The Booksellers review – a documentary to curl up with

D.W. Young's easygoing examination of New York's rare and antique book scene makes for interesting, if unremarkable, viewing

If you've ever wandered the city streets and passed an antique bookshop, only to wonder who it is that dares to venture into these dusty stores, who might own them, or how they're still able to function in the current climate, D.W. Young's affable documentary The Booksellers is sure to prove a minor object of fascination in and of itself.

It's an admittedly shapeless film that tends to dart back and forth, with no real allegiance to any single idea except to bring attention to a subculture that is struggling to keep its relevancy. Things start at an annual New York rare book fair, where expensive volumes are fawned over, but rarely bought. Along the way we meet some eccentric, but also some very normal human beings, many of them convinced that – despite their lack of funds or a clear future for their business – they wouldn't want to do anything else. It was corporate stores which put the indies out of business, the documentary reminds us, and only a few can survive based on their rich, regular customers, or because – through family association – they happen to own the real estate.
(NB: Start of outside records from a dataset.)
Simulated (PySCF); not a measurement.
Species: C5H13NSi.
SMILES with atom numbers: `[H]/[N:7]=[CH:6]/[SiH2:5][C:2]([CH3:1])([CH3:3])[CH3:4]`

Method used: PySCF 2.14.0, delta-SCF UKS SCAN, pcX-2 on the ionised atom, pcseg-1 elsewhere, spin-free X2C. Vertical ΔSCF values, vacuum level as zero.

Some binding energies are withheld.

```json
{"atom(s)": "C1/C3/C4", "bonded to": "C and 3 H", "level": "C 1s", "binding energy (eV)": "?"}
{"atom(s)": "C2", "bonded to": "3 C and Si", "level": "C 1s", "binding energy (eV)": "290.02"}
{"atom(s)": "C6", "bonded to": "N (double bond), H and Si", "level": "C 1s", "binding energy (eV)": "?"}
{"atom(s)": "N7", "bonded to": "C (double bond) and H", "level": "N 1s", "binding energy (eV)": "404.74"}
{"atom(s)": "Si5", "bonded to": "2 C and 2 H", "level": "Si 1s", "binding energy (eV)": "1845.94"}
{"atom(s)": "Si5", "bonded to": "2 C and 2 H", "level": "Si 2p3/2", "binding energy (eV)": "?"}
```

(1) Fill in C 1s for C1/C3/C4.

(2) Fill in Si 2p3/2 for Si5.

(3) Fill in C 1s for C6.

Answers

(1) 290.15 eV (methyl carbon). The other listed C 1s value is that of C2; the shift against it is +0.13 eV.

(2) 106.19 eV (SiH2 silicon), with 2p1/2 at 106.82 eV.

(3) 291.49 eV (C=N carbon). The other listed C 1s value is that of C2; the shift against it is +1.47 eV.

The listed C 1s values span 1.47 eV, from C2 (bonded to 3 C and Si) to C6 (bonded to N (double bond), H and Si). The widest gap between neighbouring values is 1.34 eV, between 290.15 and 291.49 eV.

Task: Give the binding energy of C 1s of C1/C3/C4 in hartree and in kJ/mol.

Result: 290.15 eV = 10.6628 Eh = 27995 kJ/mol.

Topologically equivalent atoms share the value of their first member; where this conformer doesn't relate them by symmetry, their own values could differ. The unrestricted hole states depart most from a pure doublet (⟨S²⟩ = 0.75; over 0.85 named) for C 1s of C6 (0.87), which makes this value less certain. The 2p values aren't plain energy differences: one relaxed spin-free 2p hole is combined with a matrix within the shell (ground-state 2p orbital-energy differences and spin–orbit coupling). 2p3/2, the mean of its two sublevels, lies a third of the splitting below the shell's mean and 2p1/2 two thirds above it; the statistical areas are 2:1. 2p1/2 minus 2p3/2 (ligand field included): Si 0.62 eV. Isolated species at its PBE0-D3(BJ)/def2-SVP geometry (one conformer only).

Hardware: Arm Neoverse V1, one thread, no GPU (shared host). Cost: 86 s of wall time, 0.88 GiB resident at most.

Most interesting is the film's revelation that for so many of these book collectors the thrill is – or was, at one time – in the chase, the idea of spending years, sometimes decades, searching for a specific book. The acquisition itself is never what counts, since afterwards the book is simply put on a shelf and never looked at again. The internet, it turns out, has killed the “hunt” mentality: you can search for a rare copy of any book and in minutes it's on the way, so what's the point? Now, though, it's all about the curation – devoted bibliophiles (many of them far younger than you'd expect) dedicating themselves to the preservation of books and manuscripts once thought to be worthless.

As with most documentaries that hone in on sub-cultures, this one lives or dies based on whether its subjects' passion rubs off on you. It's a comforting watch – not so unlike putting your feet up with a good book, in fact.

The Booksellers is now available on various streaming platforms.